Over the past year, I have been on a campaign to replace my old laundry detergent with an earth -friendly alternative, and I have tried several different options. Unfortunately, my biggest problem has been price. Like all consumers, I want to get the biggest bang for my buck, and many of the natural laundry detergents I tried were very expensive and didn’t last very long.

If you have a little money to spend, I highly recommend Shaklee Fresh Laundry powdered laundry detergent. It works great, but it is rather pricey at almost $18.00 per box and I also have to pay shipping since I have not found a reliable distributor in my area. Shaklee claims that this one small box of detergent will handle 88 loads of laundry, but make sure to read the fine print that indicates that it will handle 88 medium size loads. To concerve energy, fewer, larger loads of laundry is the general recommendation. If you usually have large loads, use the recommended amount of detergent on the box. You won’t get 88 loads from one box, but it still lasts longer than other natural laundry detergents (such as Seventh Generation or Earth Friendly Products) and does a great job.

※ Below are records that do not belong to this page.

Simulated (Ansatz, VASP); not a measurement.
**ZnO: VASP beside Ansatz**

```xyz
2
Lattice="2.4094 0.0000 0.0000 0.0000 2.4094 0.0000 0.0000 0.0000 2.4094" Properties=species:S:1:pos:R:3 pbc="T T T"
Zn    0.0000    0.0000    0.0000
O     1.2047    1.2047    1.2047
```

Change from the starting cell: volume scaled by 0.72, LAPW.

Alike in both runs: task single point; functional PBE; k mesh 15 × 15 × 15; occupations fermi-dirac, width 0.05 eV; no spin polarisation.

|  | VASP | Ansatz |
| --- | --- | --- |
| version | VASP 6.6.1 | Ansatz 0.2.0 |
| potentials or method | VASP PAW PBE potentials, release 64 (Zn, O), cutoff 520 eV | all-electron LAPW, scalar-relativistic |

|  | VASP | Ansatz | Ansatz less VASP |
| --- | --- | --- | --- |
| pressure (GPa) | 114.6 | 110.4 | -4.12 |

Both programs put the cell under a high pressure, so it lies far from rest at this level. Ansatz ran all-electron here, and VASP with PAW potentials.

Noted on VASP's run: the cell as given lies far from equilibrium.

In tighter financial times, I have switched to Arm & Hammer Free and Clear powdered detergent. It is inexpensive, widely available, and Arm & Hammer claims that their products are completely bio-degradable and “environmentally sensible.” Their powdered products also come in boxes made from 100% recycled materials. It is not ideal, but it is great in a pinch, works well, and is better than other commercial alternatives that use petroleum based ingredients.

Arm and Hammer has also recently developed with a line of natural liquid laundry detergent called Arm and Hammer Essentials. This product uses plant based soaps and is reasonably priced, but I didn’t care for the strong perfume smells it produced.

There is also the option of making your own laundry detergent. I haven’t tried this yet, but when I do, I will report back. The recipe I plan to try was published in Natural Health in 1999 and can be found here. If you try it, let me know how it works!

Another great way to save energy and save your clothes from early retirement is the clothes line or rack. I line dry many of our clothes including most of our business wear and jeans. This helps them last longer and I run the dryer a little less than I did before. I don’t have a clothes line yet, but if you do, it is a great way to save energy in nice weather.

Tip: When measuring laundry detergent, be sure to follow the guidelines on the box. Many people use far more detergent than necessary, and the product does not last as long as it could. I usually try to use a little less than the instructions call for. My clothes still get clean and the product lasts that much longer.